UNITED STATES
SECURITIES AND EXCHANGE COMMISSION
WASHINGTON, D.C. 20549
FORM 8-K
CURRENT REPORT
Pursuant to Section 13 or 15(d) of
the Securities Exchange Act of 1934
Date of Report: July 28, 2009
(Date of earliest event reported)
Card Activation Technologies, Inc.
(Exact name of registrant as specified in its charter)
Delaware (State or other jurisdiction of incorporation or organization) | 0-25474 (Commission File Number) | 20-5769015 (I.R.S. Employer Identification Number) |
7038 E. 5th Avenue
Scottsdale, AZ 85251
(Address of principal executive offices, including zip code)
(949) 466-1534
(Registrant's telephone number, including area code)
Check the appropriate box below if the Form 8-K filing is intended to simultaneously satisfy the filing obligation of the registrant under any of the following provisions (see General Instruction A.2. below):
o Written communications pursuant to Rule 425 under the Securities Act (17 CFR 230.425)
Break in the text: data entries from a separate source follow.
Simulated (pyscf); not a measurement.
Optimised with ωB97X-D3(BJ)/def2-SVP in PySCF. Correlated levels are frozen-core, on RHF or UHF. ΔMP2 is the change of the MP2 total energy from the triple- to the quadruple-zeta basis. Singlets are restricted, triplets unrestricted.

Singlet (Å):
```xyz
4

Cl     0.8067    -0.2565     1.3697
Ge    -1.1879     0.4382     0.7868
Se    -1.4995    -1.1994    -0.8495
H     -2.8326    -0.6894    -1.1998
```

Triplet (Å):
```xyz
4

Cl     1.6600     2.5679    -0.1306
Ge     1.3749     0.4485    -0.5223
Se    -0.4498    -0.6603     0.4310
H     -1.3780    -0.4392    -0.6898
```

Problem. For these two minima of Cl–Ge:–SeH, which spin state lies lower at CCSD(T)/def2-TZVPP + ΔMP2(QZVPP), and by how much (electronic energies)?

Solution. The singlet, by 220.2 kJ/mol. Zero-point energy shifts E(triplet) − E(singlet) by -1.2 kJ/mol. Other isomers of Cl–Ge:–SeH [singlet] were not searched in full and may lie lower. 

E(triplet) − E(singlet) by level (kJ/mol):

o Soliciting material pursuant to Rule 14a-12 under the Exchange Act (17 CFR 240.14a-12)
o Pre-commencement communications pursuant to Rule 14d-2(b) under the Exchange Act (17 CFR 240.14d-2(b))
o Pre-commencement communications pursuant to Rule 13e-4(c) under the Exchange Act (17 CFR 240.13e-4(c))
Item 8.01 Other Events.
The involuntary bankruptcy petition against Card Activation Technologies, Inc.'s (“Card” or the “Company”) largest stockholder, MedCom USA, Inc. ("MedCom"), was dismissed on July 28, 2009.
As previously reported on Form 8-K dated June 12, 2009, Card has entered into a settlement agreement with Michael De La Garza. The settlement agreement became final and effective on August 11, 2009, when the deadline for objecting to the bankruptcy court's order dismissing the involuntary bankruptcy petition against MedCom USA, Inc. had passed, making the bankruptcy court's order final.
Mr. De La Garza has affirmed in writing that he holds no position with Card, whether as an officer, a director or otherwise, and he has resigned from any such position(s) to the extent he could be said to hold any such position(s).
Likewise, both William P. Williams and Michael Malet have affirmed in writing that they hold no positions with Card, whether as an officer, director or otherwise, and further resigned from any such position to the extent they could be said to hold any such position.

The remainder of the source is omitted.